The question that needs to be answered is whether this particular sub-section relates back to the earlier sections of the Act that require the words "Yes" or "No", and where a determination might need to be made by an official in certain cases as to which of these two words the voter intended to write; or whether section 24 of the Act can be given whatever interpretation the Electoral Commission chooses to give it.
Indeed, paragraph 29 (quoted above) from the information on the Electoral Commission’s web site suggests that the first of these two propositions is the correct one, that is, did the voter write, or intend to write, either the word "Yes" or the word "No"? It seems most unlikely that Parliament intended to give officials carte blanche to invent their own weird and wonderful ways for voters to indicate their vote; and even less likely that Parliament intended that the validity of a vote would depend upon the linguistic skills or the imagination of an individual scrutineer.
As there was no organisation with legal standing that would have enabled it to challenge the rulings by the Electoral Commission, as contained in the Guidelines to Scrutineers, an individual did so in his own name. When the case came before the Federal Court, the Judge ruled against the application "on the balance of convenience", that is, the convenience of the Electoral Commission and its Divisional Returning Officers, and awarded costs to the Commission. The lawfulness of the Commission’s interpretation of the legislation and of its instructions to scrutineers was simply not tested by the Court.
The Parliament now needs to examine the extent to which the provisions of the Referendum (Machinery Provisions) Act 1984 were complied with during the 1999 constitutional referendum, and, more particularly, whether the Australian Electoral Commission’s Guidelines to Scrutineers were consistent with the quite specific provisions of the legislation.

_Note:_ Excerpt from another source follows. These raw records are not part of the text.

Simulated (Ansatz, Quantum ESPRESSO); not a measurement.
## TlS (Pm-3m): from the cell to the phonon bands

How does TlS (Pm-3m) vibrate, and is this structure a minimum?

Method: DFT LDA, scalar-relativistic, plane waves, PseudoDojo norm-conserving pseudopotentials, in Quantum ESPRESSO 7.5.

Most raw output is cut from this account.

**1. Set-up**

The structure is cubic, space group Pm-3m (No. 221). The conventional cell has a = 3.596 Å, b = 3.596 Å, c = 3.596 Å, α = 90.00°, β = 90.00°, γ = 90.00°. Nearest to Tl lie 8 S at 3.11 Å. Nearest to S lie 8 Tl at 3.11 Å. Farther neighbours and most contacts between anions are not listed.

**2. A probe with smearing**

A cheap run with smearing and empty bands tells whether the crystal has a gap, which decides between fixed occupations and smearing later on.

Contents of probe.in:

If the Commission does indeed have wide discretion in interpreting the legislation, the Parliament may wish to amend the Referendum (Machinery Provisions) Act 1984 to ensure that, in relation to future referendums, decisions as to just what does constitute a formal vote, and the procedure to be followed with spoilt ballot papers, are made, not by unelected officials but by the Parliament.
This article is an edited version of a submission which the writer has made to the Australian Senate’s Legal and Constitutional References Committee.